Reltio Connect

 View Only
  • 1.  Data Load for millions of records

    Posted 08-23-2023 11:15

    Hi Team,

    I am trying to do a initial bulk load with  a million records in Reltio using RIH. In the recipe, i have defined the batch size as 2000 and set the concurrency to 4. Still for processing a  hundred thousand records, the recipe is stuck, or even if its complete, takes close to 1hour . Is there anything I am missing out?



    ------------------------------
    Sharmistha Roy
    EY GDS
    BENGALURU
    ------------------------------


  • 2.  RE: Data Load for millions of records

    Reltio Employee
    Posted 08-24-2023 09:35

    Hi Sharmistha

    A 2,000 record batch size is really big.  Have you considered trying with a smaller batch size?  I usually experiment in the region of 100-500 records per batch to find an optimal size / processing speed fit.  Have you tried some other sizes to see the difference?



    ------------------------------
    Guy Vorster
    Principal Solution Consultant
    ------------------------------



  • 3.  RE: Data Load for millions of records

    Posted 08-24-2023 09:42

    But to load millions of records, is 500 batch size a correct approach?

    And also if there are any errors coming in the process, I am not able to see it under the failed records but it is coming under the total records with successful status as false, how  can i export out the errored records?

    Regards,

    Sharmistha



    ------------------------------
    Sharmistha Roy
    EY GDS
    BENGALURU
    ------------------------------



  • 4.  RE: Data Load for millions of records

    Reltio Employee
    Posted 08-24-2023 09:52

    There will be a sweet spot with regard to batch sizes and it depends on how wide your records are and whether you have any LCA's in place.   I have personally found that you need to try a few different sizes to figure out the optimal one based on your setup.  If you want to specifically do something with the error records then you need another step after the Reltio POST operation to inspect the returned batch and check for error records.   To keep tasks down, you may be better off thinking about passing that returned batch to a ruby or javascript function to only return those records that have an error status.  I would be interested to know if anyone has created such a function to trim down the output to only look for errors.  I will ask around internally to find out.

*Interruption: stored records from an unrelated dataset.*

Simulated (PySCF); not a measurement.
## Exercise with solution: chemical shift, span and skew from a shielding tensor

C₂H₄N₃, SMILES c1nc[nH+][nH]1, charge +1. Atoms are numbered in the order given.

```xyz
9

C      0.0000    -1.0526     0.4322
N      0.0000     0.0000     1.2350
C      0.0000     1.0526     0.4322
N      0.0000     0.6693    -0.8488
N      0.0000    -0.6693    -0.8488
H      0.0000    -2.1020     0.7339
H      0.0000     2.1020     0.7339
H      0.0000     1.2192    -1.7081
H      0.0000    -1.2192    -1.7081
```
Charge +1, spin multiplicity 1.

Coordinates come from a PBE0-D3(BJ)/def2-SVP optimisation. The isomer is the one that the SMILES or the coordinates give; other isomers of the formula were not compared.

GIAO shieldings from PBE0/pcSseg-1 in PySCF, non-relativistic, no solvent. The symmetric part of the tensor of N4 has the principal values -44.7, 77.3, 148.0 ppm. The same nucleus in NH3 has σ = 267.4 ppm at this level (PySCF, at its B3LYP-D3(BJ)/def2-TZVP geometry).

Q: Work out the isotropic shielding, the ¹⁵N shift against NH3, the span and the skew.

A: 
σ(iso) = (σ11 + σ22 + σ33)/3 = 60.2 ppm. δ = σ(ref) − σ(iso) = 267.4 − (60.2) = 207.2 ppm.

    ------------------------------
    Guy Vorster
    Principal Solution Consultant
    ------------------------------



  • 5.  RE: Data Load for millions of records

    Posted 08-24-2023 10:02

    Thanks a bunch, will try the suggestions and would definitely look forward for a function to get only the errored out records.



    ------------------------------
    Sharmistha Roy
    EY GDS
    BENGALURU
    ------------------------------